Cut and run: avoiding categorisation and commonplace ideas in the medium of papercutting

Dorothea Thompson
Can you infringe copyright in a papercut? Apparently the answer is yes, as Katfriend and young IP enthusiast Dorothea Thompson (Davenport Lyons) explains:

"A well-placed paper cut can be one of the more painful occupational hazards of the office-dwelling IP practitioner [but also cats, explains Merpel]. But in the field of artistic works and copyright infringement, the effects of papercuts run deeper, as is apparent in the recent decision of the High Court of Justice of England and Wales in Taylor v Maguire, in a case for copyright infringement in works produced by the method of papercutting

The Claimant exhibits and sells her original artistic works under the name Folk Paper Art, including via a blog, Facebook page, and British crafting website Folksy. The Defendant produces papercut works with her teenage daughter. It was asserted that the seven works in question in this case were produced for the daughter's GCSE art portfolio, for personal enjoyment, and/or sold via craft fairs, as well as displayed on Facebook.
  
In her judgment of 3 December, District Judge Clarke helpfully set out the law in detail, in order to "assist the unrepresented Defendant, who did not attend the hearing, in understanding it". Two points of interest stand out:

(1) the lack of determination regarding the type of artistic work in question; and
(2) the lack of assessment of features 'commonplace' in current papercut works.

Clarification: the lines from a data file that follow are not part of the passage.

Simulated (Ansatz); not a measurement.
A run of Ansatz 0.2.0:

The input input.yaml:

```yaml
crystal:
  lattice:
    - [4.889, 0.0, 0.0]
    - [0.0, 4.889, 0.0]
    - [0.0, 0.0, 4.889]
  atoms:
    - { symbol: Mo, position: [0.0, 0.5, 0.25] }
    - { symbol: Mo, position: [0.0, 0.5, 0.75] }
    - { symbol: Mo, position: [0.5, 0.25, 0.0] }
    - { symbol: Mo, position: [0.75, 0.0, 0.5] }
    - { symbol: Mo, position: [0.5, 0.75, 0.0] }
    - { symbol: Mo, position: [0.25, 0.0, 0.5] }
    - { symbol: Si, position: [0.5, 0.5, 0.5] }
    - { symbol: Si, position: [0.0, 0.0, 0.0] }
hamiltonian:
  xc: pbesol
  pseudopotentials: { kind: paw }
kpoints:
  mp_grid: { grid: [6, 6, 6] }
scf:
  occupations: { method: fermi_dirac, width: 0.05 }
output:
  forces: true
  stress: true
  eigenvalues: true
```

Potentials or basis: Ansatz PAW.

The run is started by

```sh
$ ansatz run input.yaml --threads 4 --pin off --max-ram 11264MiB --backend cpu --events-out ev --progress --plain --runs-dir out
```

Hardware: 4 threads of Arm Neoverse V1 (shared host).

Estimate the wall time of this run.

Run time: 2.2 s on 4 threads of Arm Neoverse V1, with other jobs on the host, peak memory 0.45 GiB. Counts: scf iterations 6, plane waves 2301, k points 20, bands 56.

Lack of determination regarding the type of artistic work in question

DJ Clarke [hold on a second, IP hipsters: DJ stands for “District Judge”, not a cool disc-jockey you have not yet heard of] did not decide whether the works were drawings or graphic works – and said she did not need to make the distinction. It may appear obvious that a papercut, as an item of aesthetic appeal, falls under the general header of 'artistic work' - but this sounds dangerously like the “you know it when you see it” ‘elephant test’ condemned by the Supreme Court in 2011 in Lucasfilm v Ainsworth

In papercutting, the end result is produced by the contrasting effect of selective cut-outs, somewhat akin to woodcuts, or engravings.  However, the design is often drawn out first; all of the papercuts in the case were hand drawn before being hand cut (cf digital design and laser cutting, popular for example in fashion and homewares).

It seems right, therefore, that the papercuts in this case were viewed as graphic works, namely drawings.

But why was the judge reticent to label them? Why does it even matter?
 
In short - if a papercut was deemed to not fall within any of the categories of works listed in the CDPA 1988, the entire medium could effectively be excluded from copyright protection.  This seems somewhat unlikely/preposterous - but reflects the reality of the UK’s closed-list system, highlighting the difficulties in stretching the semantics of fixed labels to fit the rather less limited potential of the creative imagination. 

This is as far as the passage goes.